The impact of social support on relationships and loneliness

Asking as many thought-provoking questions demanding further enquiry as it provided research-based answers, the lunchtime lecture entitled ‘Current Issues in Social Support’ was an engaging experience for all who attended it on November 24th in the ILAS institute.

Led by Dr Carolyn Cutrona and Professor Daniel Russell, this seminar was much more specific than its provisional title would suggest, with Cutrona and Russell splitting the hour-long session between them to focus on the effect that social support (where one partner supports the other to overcome a problem) has within committed romantic relationships in comparison with common dyadic coupling (where two partners work together to address an issue they are facing), before looking at the impact that social support has on people’s perceived levels of loneliness within a community.
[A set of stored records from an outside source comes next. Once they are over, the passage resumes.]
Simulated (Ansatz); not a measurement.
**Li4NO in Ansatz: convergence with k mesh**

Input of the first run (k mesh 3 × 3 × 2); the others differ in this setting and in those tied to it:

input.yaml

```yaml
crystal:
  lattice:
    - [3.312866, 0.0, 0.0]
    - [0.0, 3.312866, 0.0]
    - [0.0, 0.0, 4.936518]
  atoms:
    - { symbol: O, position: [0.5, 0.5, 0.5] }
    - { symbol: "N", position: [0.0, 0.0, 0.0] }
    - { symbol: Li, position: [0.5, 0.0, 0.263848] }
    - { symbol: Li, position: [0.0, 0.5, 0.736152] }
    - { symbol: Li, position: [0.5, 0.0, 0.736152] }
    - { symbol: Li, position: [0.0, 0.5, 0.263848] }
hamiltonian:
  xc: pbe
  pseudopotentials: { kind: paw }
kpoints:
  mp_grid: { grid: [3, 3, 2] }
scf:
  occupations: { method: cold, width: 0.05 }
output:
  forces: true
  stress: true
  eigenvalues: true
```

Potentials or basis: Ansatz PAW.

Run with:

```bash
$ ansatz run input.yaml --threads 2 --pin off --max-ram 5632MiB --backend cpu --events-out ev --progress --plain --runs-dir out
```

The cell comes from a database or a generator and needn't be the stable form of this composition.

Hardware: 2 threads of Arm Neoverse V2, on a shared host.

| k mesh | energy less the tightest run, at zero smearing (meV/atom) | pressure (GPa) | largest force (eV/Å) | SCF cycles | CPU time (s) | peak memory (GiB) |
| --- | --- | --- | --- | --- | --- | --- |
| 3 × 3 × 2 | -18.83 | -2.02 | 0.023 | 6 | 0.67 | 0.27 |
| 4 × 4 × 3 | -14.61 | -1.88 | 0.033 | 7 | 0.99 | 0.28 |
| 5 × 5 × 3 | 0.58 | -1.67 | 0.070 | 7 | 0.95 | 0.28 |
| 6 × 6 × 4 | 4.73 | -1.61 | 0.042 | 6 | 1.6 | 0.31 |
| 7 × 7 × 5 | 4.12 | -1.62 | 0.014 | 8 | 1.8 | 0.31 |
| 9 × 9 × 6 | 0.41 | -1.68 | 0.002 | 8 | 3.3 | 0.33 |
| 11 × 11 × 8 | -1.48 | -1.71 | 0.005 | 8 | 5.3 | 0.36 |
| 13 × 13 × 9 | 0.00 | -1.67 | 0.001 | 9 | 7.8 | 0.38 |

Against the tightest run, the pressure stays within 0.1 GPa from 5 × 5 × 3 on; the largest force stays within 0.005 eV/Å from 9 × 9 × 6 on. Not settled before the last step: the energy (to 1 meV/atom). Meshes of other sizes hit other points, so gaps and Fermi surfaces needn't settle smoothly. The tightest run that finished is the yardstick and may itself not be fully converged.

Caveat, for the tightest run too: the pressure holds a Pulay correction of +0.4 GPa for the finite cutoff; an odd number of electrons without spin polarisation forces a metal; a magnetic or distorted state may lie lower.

Referencing Bolger, Zuckerman, and Kessler’s ‘Invisible Support and Adjustment to Stress’ study published in 2000, Dr Cutrona opened by highlighting contemporary research’s suggestion that when someone is visibly supported by their partner (i.e. he or she receives emotional support and is aware of receiving said support), this actually leads to them feeling more distressed in the aftermath of their being supported. The reason for this perhaps being that the person’s self-esteem is affected by their realising that others feel the need to support them – i.e. that they are perceived as being in need of support, and therefore weak in some way.

This implication reveals the need for people to support their partners using less obvious methods (invisible support) when seeking to make a positive difference to their partner’s well-being beyond the short-term. In addition, Cutrona pointed out that, within a committed relationship, a combination of giving and receiving social support by both partners works best to ensure their relationship’s overall quality.

Subsequently, Dr Cutrona considered common dyadic coping in tandem with research first conducted by Guy Bodenmann in 1995, exploring how the process works before critically comparing it to social support again in terms of a relationship.

Cutrona suggested that dyadic coping is more effective in terms of maintaining balance and equity in a relationship’s dynamic, but pointed out that perhaps not all relationships are capable of or suited to this approach to problem-solving.

Overall, Dr Cutrona finds that, in reality, there is no essential difference between the impact of both processes in terms of a relationship’s longevity and quality, but stressed the need for further research regarding when and where social support and common dyadic coupling are most helpful for couples.

Building on Cutrona’s presentation, Dr Russell explored the relationship between social support and loneliness, pin-pointing how, through the provision of social support, we can predict a change in a given population’s perceived levels of loneliness over time.

Russell’s own research evidences a strong correlation between social support and levels of loneliness, and suggests that an individual’s perceived level of loneliness decreases over time in response to their receipt of social support, but not significantly, and with significant variation between individuals; that the more support an individual receives, and the more personalised the nature of this support is, the greater the decrease in the individual’s level of perceived loneliness over time.

Concluding his section of the seminar, Dr Russell went on to discuss his finding that, in the U.S. at least, third-level students are the loneliest population group he has encountered, and that this group experiences little change in their feelings of loneliness throughout their working life, only experiencing a significant reduction in their loneliness levels circa the age of 60 (retirement age).

This conclusion is particularly striking, especially given NUI Galway’s recent findings that a large proportion of its students experience mental health issues, and that over one third of students ‘feel down’ every day.

In the discussion that followed, audience members responded to the effect that much of this is due to the fact that third-level students experience a period of great change and relative uncertainty during their time in higher education, both internally and externally; but Dr Russell’s finding continued to overshadow the seminar’s remainder.

Like so much of the research findings recently made available by NUI Galway, Russell’s finding compounds the realisation that we need to concentrate further on supporting people socially as they start out in life; that perhaps it is too late to do so when they have gone through their education and working life feeling the way Russell’s research suggests that they do.